I haven’t done any sort of real analysis here, but my gut instinct – and the fact that I do pick up trash when I’m out and about – is that discarded water bottles (and around here, that’s mostly Poland Springs) are in the Top Four when it comes to sidewalk trash. (Starbucks paper cups, Dunkin styro, and McDonald’s wrappers account for the rest. If there’s a fifth, it’s probably parking tickets.)
Since I do pick up a fair amount of trash, I find myself completely irked by people who have no problem carrying a bottle or cup when it’s got something in it, but who –once a vessel’s empty – can’t bear to hang on to it for a couple of minutes until they find a trash can. Or, heaven forbid, just tuck the empty into their pocket or pocketbook and take it home with them.
So I am completely in love with the fellows at Skipping Rocks Lab who’ve come up with Ooho.
Ooho is a green, homemade alternative to the tens of billions of disposable water bottles produced annually. The flexible, watertight container has the texture of a gel and, although tasteless, is easy to bite into. (Source: Business Week.)
We have Rodrigo Garcia, Pierre Paslier, and Guillaume Couche – all 30 years old or under – for this idea, which has won the Lexus Design Award for 2014.
Of course, this isn’t the first example of the fully edible foodstuff, in which the packaging can be consumed. Think ice cream cone.

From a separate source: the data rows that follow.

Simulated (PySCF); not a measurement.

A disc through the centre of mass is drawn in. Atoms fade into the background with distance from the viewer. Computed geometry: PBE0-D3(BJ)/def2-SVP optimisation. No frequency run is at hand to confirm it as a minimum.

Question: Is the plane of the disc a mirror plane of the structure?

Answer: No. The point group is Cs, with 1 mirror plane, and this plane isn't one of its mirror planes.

But in general we have a mania for over-packaging everything. Remember the olden days when we used to survive and manage to hydrate without plastic water bottles? We were able to do so because there were bubblers everywhere. (Aside to non-New Englanders: bubbler = water fountain.) Well, those bubblers have gone the way of the payphone. Whenever I see one – there’s still one in the Boston Public Garden and, quaintly, it has a bit of mossy slime in its stone bowl – I take a swig (fingers crossed that no germy kid has just stuck his mouth all over it: probably not; I think today’s moms are way too germ-averse).
Here, in the designers’ own words (apparently translated by someone with English-as-a-second-language) is how Ooho works:
"Ooho!" replicates this behavior, encircle the water in a eatable membrane of algae. It is new way of packaging that propose an alternative to the plastic bottle. Using the culinary technique of sphereification, the water is encapsulated in a double gelatinous membrane. The technique consist into apply sodium alginate (E-401) from the brown algae and calcium chloride (E-509) in a concrete proportions in order to generate a gelification on the exterior of the liquid. The final package is simple, cheap (2ct/unit), resistant, hygienic, biodegradable and even eatable.
…After experimenting the spherification technique with different ingredients, proportions and dimensions, a “recipe” was found to create “Ooho!” with a double gelatinous membrane and in different sizes. The double membrane protects hygienically the inside and allows to locate between the two layers identification labels with out any adhesive. …The main idea of “Ooho!” is that everyone could make them at their kitchen, modifying and innovating the “recipe”. From DIY to CIY (Cook It Yourself).(Source: Design Boom.)
I may never be one of the folks using the open source recipe to brew my own Ooho, let alone improve on it. But what a great idea!
The number of plastic bottles that are thrown away each year by Americans is 35 billion. Of the plastic produced in the United States only about 25 percent is recycled. (Source: Ask)
Even if it can save us from a mere one percent of these tossed- away bottles, Ooho will make a phenomenal contribution to the world we live in.
Bless you, boys. I hope you win the Nobel Prize in something or other. Chemistry, Economics, Peace. Something or other should apply.